The conventional wisdom of English urban history holds that town government in the fifteenth and sixteenth centuries was coming increasingly under the domination of a tight, resurgent oligarchy. This view was embalmed by Jacob in his volume of the Oxford History of England, and is reproduced in the newest works on medieval and early-modern towns. Clearly, the doubts voiced at length by Mrs. Green in the late nineteenth century and developed quite vigorously by Bridbury in 1962 have found no echo, and the doctrine is now, in the words of one historian, “apparently beyond dispute.”

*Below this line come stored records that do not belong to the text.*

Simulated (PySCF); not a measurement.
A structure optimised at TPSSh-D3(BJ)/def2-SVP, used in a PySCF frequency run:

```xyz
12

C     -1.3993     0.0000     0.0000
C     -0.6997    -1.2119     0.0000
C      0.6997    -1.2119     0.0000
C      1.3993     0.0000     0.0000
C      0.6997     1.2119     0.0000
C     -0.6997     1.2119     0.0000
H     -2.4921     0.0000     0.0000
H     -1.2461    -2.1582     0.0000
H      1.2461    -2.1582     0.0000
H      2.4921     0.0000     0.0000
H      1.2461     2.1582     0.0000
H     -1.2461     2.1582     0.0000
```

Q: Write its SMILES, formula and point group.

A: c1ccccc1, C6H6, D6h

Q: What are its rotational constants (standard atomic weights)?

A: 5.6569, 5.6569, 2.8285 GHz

Yet, in spite of such remarkable unanimity, any student of urban history in this period must feel some unease due to the slender empirical basis upon which this view has been predicated. Monographs on late-medieval and early-modern English towns are few, and specialized studies of town government are equally rare. Indeed, Hoskins has recently identified “the personnel of the governing class” as “one important and almost unfilled field of urban study.” Thus, an extended examination of the structures and personnel of a late-medieval and early-modern urban “oligarchy” needs little justification because of its potential substantive and methodological implications for the constitutional, political, and social history of the English town.
The following study attempts to do this for Oxford, a middling urban center at this time, which, according to Mrs. Lobel, shared in the heightened oligarchy of the age. It is neither a proper study in constitutional history nor a narrative of local politics or governmental activities. Rather, it focuses upon the changing structures and personnel of the town in order to shed some new light on the problems raised above.